Scores of people killed after powerful earthquake, tsunami hit Indonesia

Scores of people killed after powerful earthquake, tsunami hit Indonesia

Jakarta: Scores of people were killed when a powerful quake and tsunami struck central Indonesia, an AFP photographer at the scene said on Saturday, as rescuers scrambled to reach the stricken region.

Photographs from Palu, home to around 350,000 on the coast of Sulawesi island, showed partially covered bodies on the ground near the shore, the morning after tsunami waves as high as 1.5 metres (five feet) slammed into the city.

The tsunami was triggered by a strong quake that brought down several buildings and sent locals fleeing their homes for higher ground as a churning wall of water crashed into Palu.

Dramatic video footage filmed from the top floor of a parking ramp in Palu, nearly 80 kilometres (50 miles) from the quake's epicentre, showed waves of water bring down several buildings and inundate a large mosque.

The shallow 7.5 magnitude tremor was more powerful than a series of quakes that killed hundreds on the Indonesian island of Lombok in July and August.

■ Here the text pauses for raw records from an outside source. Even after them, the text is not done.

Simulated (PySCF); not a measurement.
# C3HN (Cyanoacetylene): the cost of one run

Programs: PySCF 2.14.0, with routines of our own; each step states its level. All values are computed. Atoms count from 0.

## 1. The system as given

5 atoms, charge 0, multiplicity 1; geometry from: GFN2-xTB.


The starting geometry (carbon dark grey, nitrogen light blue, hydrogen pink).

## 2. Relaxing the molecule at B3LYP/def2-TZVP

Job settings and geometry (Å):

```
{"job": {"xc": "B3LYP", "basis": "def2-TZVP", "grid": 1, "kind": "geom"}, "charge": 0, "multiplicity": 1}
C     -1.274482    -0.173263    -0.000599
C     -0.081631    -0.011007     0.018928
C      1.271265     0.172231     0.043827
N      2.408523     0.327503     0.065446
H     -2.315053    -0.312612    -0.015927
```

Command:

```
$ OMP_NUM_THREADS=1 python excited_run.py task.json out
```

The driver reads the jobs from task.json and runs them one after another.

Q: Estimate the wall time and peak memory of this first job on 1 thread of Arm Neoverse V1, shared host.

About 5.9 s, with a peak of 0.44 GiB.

People living hundreds of kilometres from the epicentre reported feeling the massive shake, hours after a smaller jolt killed at least one person in the same part of the Southeast Asian archipelago.

The quake hit just off central Sulawesi at a depth of 10 kilometres just before 6:00 pm local time (1100 GMT), the US Geological Survey (USGS) said. Such shallow quakes tend to be more destructive.

"There are reports that many buildings collapsed in the earthquake," national disaster agency spokesman Sutopo Purwo Nugroho said in a statement.

"Residents panicked and scattered out of their homes."

Pictures supplied by the agency showed a badly damaged shopping mall in Palu where at least one floor had collapsed onto the storey below, while other photographs showed major damage to buildings and large cracks across pavements.

Search and rescue teams have been dispatched to hard-hit areas, Nugroho said.